Digital competence and democracy at risk

Dear Friends of ELIANT,

Last December, the European Commission published version 3.0 of the Digital Competence Framework for Citizens. This is a detailed framework that sets out the skills that adults should have depending on how competent they want to be. Nevertheless, it is often understood as a curriculum framework for primary and secondary schools, combined with a high use of digital tools (including AI) from an early age. Worse still, the adults who make such plans forget how much digital literacy they have acquired themselves in adulthood or in intensive courses and how much they owe to their screen-free kindergarten and school years in terms of creativity, mental health and psychomotor skills.

And it is precisely these skills, which can only be acquired in the analogue world, that the European Commission is concerned with, describing the HERMMES approach as the one that “helps children and young people become digitally resilient, media-mature adults”. The HERMMES approach was developed by 15 partner organisations under the coordination of our member, the European Council for Steiner Waldorf Education (ECSWE), which we have already reported on here.

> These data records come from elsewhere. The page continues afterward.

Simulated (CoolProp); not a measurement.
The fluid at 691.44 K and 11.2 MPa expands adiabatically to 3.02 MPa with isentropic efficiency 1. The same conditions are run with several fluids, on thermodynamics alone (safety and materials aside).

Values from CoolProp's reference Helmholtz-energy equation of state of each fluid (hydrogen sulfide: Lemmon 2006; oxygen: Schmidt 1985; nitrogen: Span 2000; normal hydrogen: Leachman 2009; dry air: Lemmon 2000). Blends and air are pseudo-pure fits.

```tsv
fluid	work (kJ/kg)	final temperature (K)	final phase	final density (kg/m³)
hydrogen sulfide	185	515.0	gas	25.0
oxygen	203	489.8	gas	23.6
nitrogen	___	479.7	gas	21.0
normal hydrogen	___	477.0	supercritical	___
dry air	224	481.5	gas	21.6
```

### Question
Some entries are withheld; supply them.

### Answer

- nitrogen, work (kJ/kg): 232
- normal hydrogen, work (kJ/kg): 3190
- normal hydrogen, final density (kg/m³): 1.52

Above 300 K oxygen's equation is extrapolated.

The latest addition to these activities is a 15-month HERMMES ambassador training programme, which starts in September 2026 and for which it is now possible to register here. Further information on the HERMMES approach for teachers and parents can be found here.

Democracy at risk
The balance of power is currently shifting around the world – including in Europe. The latter is seeking a new place in the power structure of the new world (dis)order that is currently emerging. At its core, Europe embodies diversity and inclusivity and the great challenge of working towards a common values-based identity. The rules-based value system of democratic social systems is wavering and giving way to authoritarian structures that do not shy away from attacks on legislative bodies either.

In order to protect Europe from renewed fragmentation and anti-democratic endeavours, reforms from below – broadly supported by civil society – must promote transparency and inclusive participation and demand it from their democratically elected parliamentarians.

ELIANT would like – wherever possible together with other initiatives – to pursue such a cultural change ‘from below’ by democratic means: we demand an education system that places the healthy development of children and young people at the centre and subordinates the demands for adaptation and performance from politics and business to this. This promotes a civil society that can advocate participation, co-operation and direct democracy instead of fitting in with the predetermined structures. However, our call for a rethink of the economy is particularly acute: just as there is no living organism that can grow indefinitely, economic life based on the ideal of unlimited growth will do more harm than good to planet Earth and its inhabitants in the long term, not least by constantly fuelling the battle over the distribution of resources and thus promoting further conflict and crisis hotspots. Demand-orientated circular thinking along the entire value chain is urgently needed in order to avoid further jeopardising the ecological balance.

Europe’s rules-based order is currently being challenged by a power-based order. This makes it all the more important to work in the longer term – such as Sekem for example – for a values-based order of social life, which can succeed if many people feel jointly responsible for it and do what they can within their sphere of influence.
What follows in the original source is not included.